Director’s Statement

By Brett Gaylor

The Internet is invading all aspects of your life. No longer confined to your computer or your phone, the Internet is now in garbage cans, refrigerators, and the infrastructure of our cities. The future will either be a surveillance nightmare or an eco-utopia, the outcome determined by startups in Silicon Valley and Shenzhen. The Internet of Everything captures our present moment, when both futures still seem possible.

I’m Brett Gaylor and I’ll be your guide - I’m a reformed techno-utopian who works in the tech industry and has spent a decade critiquing it - my award winning documentaries Rip! A Remix Manifesto and Do Not Track have mapped the public’s relationship with the Internet: first fascination and obsession, then growing discomfort around the abuse of our private information, and now a sense of confusion and dread.  If the pace of change and lack of agency is confusing for a techie like me, everyone else is probably feeling bewildered, too.  But now, with the connecting of the physical world into the “Internet of Things”, the stakes have been raised - it’s no longer just the abstractions of cyberspace that are spinning out of control, but instead our homes, our bodies and our cities that are being transformed.

You’ll meet Kristina, developing a device that transmits fertility data to the cloud from inside women’s bodies. Nellie Bowles, a journalist for the New York Times, introduces us to a survivor of domestic abuse who was terrorized by her partner’s smart home. We’ll see the smart city vision of China, where citizens are rewarded for behaviour conforming to social norms - as well as Alphabet’s vision for a corporate neighbourhood built “from the Internet up”.

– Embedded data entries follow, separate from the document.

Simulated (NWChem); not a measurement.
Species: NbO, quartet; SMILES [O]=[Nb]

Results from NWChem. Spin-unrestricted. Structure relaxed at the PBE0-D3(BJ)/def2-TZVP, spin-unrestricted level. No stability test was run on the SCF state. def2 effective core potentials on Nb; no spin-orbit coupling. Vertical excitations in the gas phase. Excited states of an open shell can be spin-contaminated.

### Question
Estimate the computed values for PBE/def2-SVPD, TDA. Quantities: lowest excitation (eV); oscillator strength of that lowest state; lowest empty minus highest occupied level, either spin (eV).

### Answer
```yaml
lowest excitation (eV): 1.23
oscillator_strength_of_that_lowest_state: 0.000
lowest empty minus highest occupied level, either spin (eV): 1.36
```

Best selling author and economist Jeremy Rifkin proposes that these digital disruptions are the signifier of an industrial revolution, and that the Internet is as significant a development as railroads and the internal combustion engine.  In Barcelona, we grasp a new potential for the Internet to allow for the copying of physical goods, turning the material world of atoms into digital bits that can be transmitted at zero cost anywhere on earth.

It’s a fast, funny and enlightening take on the bewildering change the Internet has wrought. The Internet of Everything embraces the “techlash” while reflecting on the big picture of a world where we are all connected.